Cecile Froehlich

Cecile Froehlich

Pioneering Woman Engineer and Educator

Successfully to accomplish any task it is necessary not only that you should give it the best that there is in you, but that you should obtain for it the best there is in those under your guidance.

First female faculty member at the City College of New York… First female department chair… First woman to head any engineering department anywhere in the United States… and a life-long mentor and champion of women in STEM. Cecile Froehlich did it all.

Born to a Jewish family in 1900 in Cologne, Germany, Cecile Froehlich (nee Cäcilie Fröhlich) studied mathematics, physics and philosophy at university, receiving her doctorate in mathematics from the University of Bonn in 1926. After a brief career as a teacher, she took a new position in the electrical engineering industry – a career move rare even among men with doctorates in mathematics, let alone women.

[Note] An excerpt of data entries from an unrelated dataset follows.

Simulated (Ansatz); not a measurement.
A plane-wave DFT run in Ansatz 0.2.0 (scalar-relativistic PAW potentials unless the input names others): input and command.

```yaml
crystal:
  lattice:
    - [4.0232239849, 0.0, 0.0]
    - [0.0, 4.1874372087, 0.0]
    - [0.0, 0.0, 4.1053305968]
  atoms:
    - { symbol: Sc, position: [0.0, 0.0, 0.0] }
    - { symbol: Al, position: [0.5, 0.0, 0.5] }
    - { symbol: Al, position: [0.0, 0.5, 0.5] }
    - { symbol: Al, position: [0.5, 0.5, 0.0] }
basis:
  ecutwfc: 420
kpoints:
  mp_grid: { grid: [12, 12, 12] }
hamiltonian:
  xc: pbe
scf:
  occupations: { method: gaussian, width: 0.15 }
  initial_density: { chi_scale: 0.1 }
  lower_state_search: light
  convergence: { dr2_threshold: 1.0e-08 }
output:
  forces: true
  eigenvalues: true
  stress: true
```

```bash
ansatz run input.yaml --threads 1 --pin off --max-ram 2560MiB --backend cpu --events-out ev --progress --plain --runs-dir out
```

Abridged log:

Forced to emigrate from Nazi Germany in 1937 and already famous for her work dealing with losses due to eddy currents, Froehlich worked briefly in Belgium. However, when the German army invaded Belgium in 1940, she was once again in danger. She fled to France, then Portugal, and after harrowing experiences, to the United States in 1941.

In October of 1942, Froehlich was given an emergency appointment at City College – at first a minor instructorship in the department of electrical engineering – the first female faculty member in the 25-year history of the department. Here she rose though the ranks: She became an assistant professor in 1946, the year in which she also received American citizenship and a driver’s license, an associate professor in 1950, and in 1955, a full professor at City College and the first to become chair of any department there, and any engineering department in the country. At that time she was elected chair of the electrical engineering department, the departmental faculty consisted of thirty-nine male professors and one other woman. Moreover, the department had nearly 1,500 students – only nine of whom were women.  Altogether, Dr. Froehlich taught for twenty-three years at City College.

Froehlich became one of the first female members of the American Institute of Electrical Engineers (AIEE), founded in 1884 to promote the arts and sciences associated with the production and utilization of electricity and the welfare of those employed in these industries. Froehlich recalled her first experiences with AIEE: “When I was finally accepted, they sent me a letter which said that the main advantage of being a member was that from now on I could have close and frequent relationships with fellow members. Apparently, they didn’t know I was a woman.”

Froehlich later became a senior and lifetime member of the Institute of Electrical and Electronics Engineers (IEEE).  In 1952, she was inducted as “a brother” into Eta Kappa Nu, an electrical engineering fraternity. This fraternity, which is essentially an honors society for electrical and computer engineering, was founded in 1904 and is now affiliated with IEEE. On May 6, 1961, the Eta Kappa Nu Award went to Cecile Froehlich “for her outstanding service and development to the City College and its students” as the first woman to chair a department of electrical engineering in the United States.

Tau Beta Pi, another male-dominated honors society, did not exactly award Froehlich with full membership, but rather with a woman’s badge.  At that time there were approximately 4,000 members in the Society of Women Engineers, and approximately 400,000 male engineers in the United States as a whole.  Froehlich also belonged to the American Society for Engineering Education, the Society for Industrial and Applied Mathematics, and the American Association of University Women.